The British film Prey opens much as you’d expect a typical 1970s slasher film would start with a young couple having a romantic tryst in their car when they have a close encounter of the most violent kind, in this movie that doesn’t mean a chainsaw-wielding maniac but instead this terror comes in the form of a shape-shifting alien named Kator (Barry Stokes), who brutally murders the couple and then takes on the form and appearance of the male victim. As cinematic villains go one will have to admit that Kator is a rare specimen, a blunt metaphor for violent masculinity of the male species – despite being an alien Kator is decidedly male – and when his scouting mission to Earth results in an encounter with a couple of lesbians the metaphor moves from subtext to just plain ole text.

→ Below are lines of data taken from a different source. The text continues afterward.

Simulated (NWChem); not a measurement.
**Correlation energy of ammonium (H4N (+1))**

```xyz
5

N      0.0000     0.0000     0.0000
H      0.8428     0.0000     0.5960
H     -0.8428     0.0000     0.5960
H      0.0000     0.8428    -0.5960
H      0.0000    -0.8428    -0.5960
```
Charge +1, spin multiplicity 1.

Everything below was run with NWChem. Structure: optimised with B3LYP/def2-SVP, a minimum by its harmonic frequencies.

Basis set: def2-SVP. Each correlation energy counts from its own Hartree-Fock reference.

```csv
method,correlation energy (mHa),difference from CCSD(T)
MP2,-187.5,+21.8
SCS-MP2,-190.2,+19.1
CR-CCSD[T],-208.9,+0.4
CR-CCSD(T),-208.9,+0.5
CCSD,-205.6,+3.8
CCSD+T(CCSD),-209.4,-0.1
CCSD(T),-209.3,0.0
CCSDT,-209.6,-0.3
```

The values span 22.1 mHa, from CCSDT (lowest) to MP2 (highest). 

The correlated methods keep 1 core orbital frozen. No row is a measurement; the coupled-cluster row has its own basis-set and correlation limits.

We get it, all men are dogs.
Our cast of characters is rounded out by Jessica-Ann (Glory Annen) and Josephine (Sally Faulkner), a lesbian couple who live in a nearby manor house, it was Jessica who witnessed strange lights in the sky but her lover Jo has no time for fanciful notions of space visitors. Jessica is a flighty and meek young woman who wants to see more the world or at least more than what can be found in the woods surrounding this house, but her paramour Jo is a domineering partner who has no interest in risking her lover encountering rivals. The character of Jo is your typical psycho-lesbian that has popped up in countless thrillers over the years but this cliché is turned on its head when the next rival turns out to be a carnivorous creature from outer space. In films of this type Jo would normally be the straight-up villain of the piece – pun not intended – and it would be up to the arriving hero to rescue Jessica from her evil clutches, but in Prey, the would-be saviour turns out to be even more dangerous than the jealously crazed lesbian lover.Note: This film received an “X” rating on its original release and does include some fairly graphic sex scenes.
It’s when Kator, now going under the assumed name of Anders, arrives at the manor house that things go from being simply horrific to the bloody bizarre. At first, Jo considers Anders to be a trespasser, which he is, but Jessica notices his limp and forces Jo to offer him aid. This was a mistake. It turns out that Kantor is an advance scout for an alien invasion force and he’s been sent here to see if Earth is worth the effort. The film’s eighty-five-minute runtime consists of “Anders” acting all creepy, Jessica ranging from being terrified to full-on excited, while Jo covers the ground between suspicion and jealousy. The story’s location is mostly within the manor house and despite its size, it still manages to give us a rather nasty claustrophobic feel, mostly due to Jessica appearing to be a trapped rabbit in her own home, with a few excursions into the surrounding woods that only adds to one's feeling of isolation.